It’s easy to wake up, check the tasks marked for today and get stuck in with your most urgent and important duty. What’s harder is taking a big picture look at your task list. Who can be bothered with that? Surely that’s an hour you’ll never get back?
You’ve got a bunch of tasks marked for later, or pending someone else’s actions. So, when’s ‘someday’? What’s waiting the next action?
You can be so focused on putting out fires and setting priorities that you leave half of your tasks sitting somewhere out of sight, which is the sort of behavior that stops you from hitting your goals and finally getting round to the work that matters.
With a little help from GTD, and inspiration from a number of task management systems, I’ve put together a quick, actionable guide on carrying out a weekly review on your productivity. Do this every week, and you’re sure to stay on top of your game.
Reset your life to zero
Do a reset on your life by processing all your inboxes. This means you can start the next week fresh, and not have any tasks hanging over that could be processed and actioned.
Email inbox: You don’t want to be going through a thick wad of emails first thing Monday. Get your emails down to zero by processing any action items into your inbox, replying to anything that needs a response, and archiving everything that doesn’t need action (or has already been added to your to-do list or replied to). The best app for lightning-fast inbox processing is Inbox by Gmail, which you can read more about in my total guide to email productivity.
Evernote inbox: If you’ve set Evernote up properly, you should have an inbox set up as the default location for all new notes. If you’re anything like me, it’ll be a bunch of Untitled Quick Notes without tags. Tag them, title them, move them to the right notebook.

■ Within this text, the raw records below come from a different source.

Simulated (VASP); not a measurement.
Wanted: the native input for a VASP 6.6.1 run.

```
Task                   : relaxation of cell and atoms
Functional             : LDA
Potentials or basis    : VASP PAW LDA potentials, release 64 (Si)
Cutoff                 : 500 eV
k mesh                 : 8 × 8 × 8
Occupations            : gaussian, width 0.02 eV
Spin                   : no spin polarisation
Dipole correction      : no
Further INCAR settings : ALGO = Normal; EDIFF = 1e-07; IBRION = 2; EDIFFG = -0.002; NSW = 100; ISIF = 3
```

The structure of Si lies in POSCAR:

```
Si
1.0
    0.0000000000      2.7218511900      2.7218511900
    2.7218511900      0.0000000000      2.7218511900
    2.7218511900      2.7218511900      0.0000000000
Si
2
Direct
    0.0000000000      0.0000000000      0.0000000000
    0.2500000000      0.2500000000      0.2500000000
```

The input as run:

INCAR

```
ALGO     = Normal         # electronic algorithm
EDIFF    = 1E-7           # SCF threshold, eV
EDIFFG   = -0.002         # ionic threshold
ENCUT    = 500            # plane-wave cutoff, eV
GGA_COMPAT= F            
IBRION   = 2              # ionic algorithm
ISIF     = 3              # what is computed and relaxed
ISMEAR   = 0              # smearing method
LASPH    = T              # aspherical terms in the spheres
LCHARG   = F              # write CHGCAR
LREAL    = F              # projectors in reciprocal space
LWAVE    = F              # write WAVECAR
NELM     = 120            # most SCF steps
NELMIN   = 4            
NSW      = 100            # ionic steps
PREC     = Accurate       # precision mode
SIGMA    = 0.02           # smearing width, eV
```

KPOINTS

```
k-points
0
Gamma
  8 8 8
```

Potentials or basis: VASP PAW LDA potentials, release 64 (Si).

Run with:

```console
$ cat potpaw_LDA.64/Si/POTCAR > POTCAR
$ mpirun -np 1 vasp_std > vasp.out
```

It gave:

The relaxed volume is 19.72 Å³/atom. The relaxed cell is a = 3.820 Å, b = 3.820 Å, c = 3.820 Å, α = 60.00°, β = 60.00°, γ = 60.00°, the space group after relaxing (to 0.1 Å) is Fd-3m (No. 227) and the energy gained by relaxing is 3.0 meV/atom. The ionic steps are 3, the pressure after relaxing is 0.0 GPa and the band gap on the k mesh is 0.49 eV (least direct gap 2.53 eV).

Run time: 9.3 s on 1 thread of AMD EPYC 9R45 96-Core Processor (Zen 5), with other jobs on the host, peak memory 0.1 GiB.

To-do list inbox: Every to-do list has two overarching sections: an inbox, and a section for processed items, with priority and tags. Get everything from your inbox into the 2nd section by moving it into the right project, prioritizing it and tagging it properly.
A quick note on inbox processing: depending on your line of work, you inbox could be in a few different places. Anywhere you fill with unstructured content over the course of the week is an inbox. For me, that’s Pocket, Evernote and Inbox by Gmail.
If you have one, bring up your weekly goal list. It’s too much to go over in this quick-start guide, but I’d highly suggest reading this blog post on the topic.
Next, bring up your done list. Depending on what kind of checklist app you use, there’ll be different ways to do this. I use TaskPaper, and that pushes all tasks marked @done to a new category at the bottom of the page called ‘Archive’. You can get the same effect on Wunderlist or Todoist by tapping ‘Show completed tasks’, for example.
Finally for this bit, you need to collect your loose papers, items from various apps and general miscellaneous material. Process them into your to-do list, or archive them if they’re not actionable. For me, the only applicable content left over here is from my paper notebook that I capture ideas and to-do list items in while I’m waiting.
Update your lists
After processing from your various sources into your inbox, make sure you’ve got everything you’ve already done checked off. Mark anything ‘waiting’ if you’re waiting on someone else’s action, and write next actions for bigger inbox tasks before processing them into the correct project.
Next, process your upcoming tasks. Check your calendar, and see if anything you’ve got upcoming for the next month needs next actions. Process these into your to-do list and make sure the calendar event times are still correct.
It’s time to follow up and find out the status on tasks you’re waiting for other people’s actions on. Pester them if you have to. It’s a terrible feeling to have a to-do list full of items tagged ‘waiting’ and going nowhere.
Looking at your weekly goal list, now add next actions for every goal to make sure you’re going to stay in the swing of making progress. Update these projects with any new material you’ve gathered in the previous week and get everything linked together.
Check back through and make sure you’ve actually completed the necessary steps in your weekly process checklists and done list. Let’s face it, the further away these get, the less likely you are to go back and address and pending issues, so get it over and done with now.
Look to the future
It’s so easy to mark a task as ‘someday’, but what happens when you have to go and prioritize it? In my case, ‘someday’ can be as good as ‘never’. Snap yourself out of it and give your ‘someday’ tasks a priority, however low it might be.
A week of hard work can mean you had too much to do for a good old capture session (also known charmingly as a brain dump). Take this chance to capture new ideas, projects, risks, and schemes to your inbox!
Now you’ve gone through a weekly review, and worked with your own systems for the past hour or so, you’ve got to ask yourself an important question: was this process optimized?
If the inbox processing stage took you forever, it could be because you’re storing material in too many different apps. A quick solution is to zap all incoming content to one place using any number of different Zapier integrations.
Are you taking too long getting items from your paper notebook to your digital one? How about using Evernote’s scanner app or OneNote’s amazing image-to-text feature to quickly rip handwriting into your computer.